New "DN404" Ethereum Standard Emerges: A Boost for NFT Fractionalization Amid ERC-404 Vulnerability Claims
Summary:
After the recent introduction of ERC-404, a new Ethereum standard, another group of developers has proposed a more efficient model called "DN404." This new Divisible NFT standard aims to serve as a hybrid of ERC-20/721 tokens, allowing NFT holders to trade fractionalized parts of their tokens. The DN404, more compliant with protocols, reportedly handles transactions more efficiently than its competitor. However, developers caution the code hasn’t undergone a formal audit. This new development comes amid claims of a potential vulnerability in the ERC-404 standard.
Just a week following the introduction of ERC-404, an informal protocol for Ethereum that meshes the capabilities of fungible and nonfungible tokens (NFTs), a fresh team of programmers claim that they've refined the concept with their "DN404." The new standard, like its competitor ERC-404, is designed to serve as a hybrid of ERC-20/721 tokens. NFT owners can, under this proposed standard, trade fractional parts of their NFTs with other people, according to anonymous developer "cygaar," who revealed this in a Feb. 12 X post. Cygaar added, "The ultimate objective was to design a standard that functioned as an NFT with an integral ability for fractionalization." While ERC-404 has gained traction, cygaar pointed out, "it doesn't adhere to existing standards, displays significant inefficiency, and fails in specific edge scenarios."
They spoke about most trading taking place on the central contract, which is a fully compliant ERC20 token that monitors user balances and directs the creation/destruction of the mirrored NFTs. The tokens are seen as NFT fractions, compatible with DEXes right out of the gate.

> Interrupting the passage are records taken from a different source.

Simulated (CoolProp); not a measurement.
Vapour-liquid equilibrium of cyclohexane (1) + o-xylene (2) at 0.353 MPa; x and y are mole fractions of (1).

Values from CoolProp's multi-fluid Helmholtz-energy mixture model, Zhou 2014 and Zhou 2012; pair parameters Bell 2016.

ERC-404's ability to communicate with ERC-20 tokens and ERC-721 NFT contracts is limited by the requirement for protocols to adopt ERC-404 to ensure its tokens operate as intended. Cygaar illustrated that DN404 employs two contracts, a primary ERC-20 and a secondary mirrored ERC-721, which are "fully compliant" with protocols "straight out of the box." This is attributed to the fact that most trading occurs on the ERC-20 token contract, which are fractional components of the NFTs. When the primary ERC-20 tokens are moved, the mirrored NFTs are spontaneously created and destroyed. When a wallet contains a token quantity equivalent to at least one unit, an NFT is received from the mirrored contract and NFTs are destroyed when the wallet balance falls below the minimum unit amount.
Cygaar's ultimate goal is to enable users to trade portions of NFTs directly, without third parties, and to enable NFTs to trade on both NFT markets and decentralized exchanges. However, they cautioned that the code has yet to undergo a formal audit and users should understand the risks involved in its use.
A developer from DN404, using the pseudonym "quit," suggested last week that ERC-404 may harbor a potential vulnerability. This could potentially enable ERC-404 token owners to abscond with NFTs deposited into lending protocols not properly set up for ERC-404.
A developer from ERC-404, going by "ctrl," dismissed these concerns in an interview with Cointelegraph, stating that the vulnerability arose due to quit's faulty contract that improperly utilized the standard. According to him, Pandora, the project ahead of ERC-404, was auditing a more refined version of the standard that addresses integration glitches.